Sparse modeling has become a particularly important and quickly developing topic in many applications of statistics, machine learning, and signal processing. The main objective of sparse modeling is discovering a small number of predictive patterns that would improve our understanding of the data. This paper extends the idea of sparse modeling to the variable selection problem in high dimensional linear regression, where there are multiple response vectors, and they share the same or similar subsets of predictor variables to be selected from a large set of candidate variables. In the literature, this problem is called multi-task learning, support union recovery or simultaneous sparse coding in different contexts.
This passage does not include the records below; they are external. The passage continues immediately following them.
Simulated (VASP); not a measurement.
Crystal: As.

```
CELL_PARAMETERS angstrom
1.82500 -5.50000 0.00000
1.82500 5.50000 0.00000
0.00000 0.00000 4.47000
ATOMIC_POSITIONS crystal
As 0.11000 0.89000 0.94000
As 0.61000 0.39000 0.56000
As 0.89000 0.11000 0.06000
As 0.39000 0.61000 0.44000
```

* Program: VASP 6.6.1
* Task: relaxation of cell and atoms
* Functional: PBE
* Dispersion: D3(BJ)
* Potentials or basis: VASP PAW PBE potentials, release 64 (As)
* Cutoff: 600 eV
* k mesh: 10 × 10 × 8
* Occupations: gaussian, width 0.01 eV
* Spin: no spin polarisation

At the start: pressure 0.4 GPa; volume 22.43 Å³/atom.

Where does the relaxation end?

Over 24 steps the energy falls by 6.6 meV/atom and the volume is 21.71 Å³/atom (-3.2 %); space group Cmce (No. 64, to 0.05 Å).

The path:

We present a Bayesian method for solving this problem by introducing two nested sets of binary indicator variables. In the first set of indicator variables, each indicator is associated with a predictor variable or a regressor, indicating whether this variable is active for any of the response vectors. In the second set of indicator variables, each indicator is associated with both a predicator variable and a response vector, indicating whether this variable is active for the particular response vector. The problem of variable selection is solved by sampling from the posterior distributions of the two sets of indicator variables. We develop a Gibbs sampling algorithm for posterior sampling and use the generated samples to identify active support both in shared and individual level. Theoretical and simulation justification are performed in the paper.
The proposed algorithm is also demonstrated on the real image data sets. To learn the patterns of the object in images, we treat images as the different tasks. Through combining images with the object in the same category, we cannot only learn the shared patterns efficiently but also get individual sketch of each image.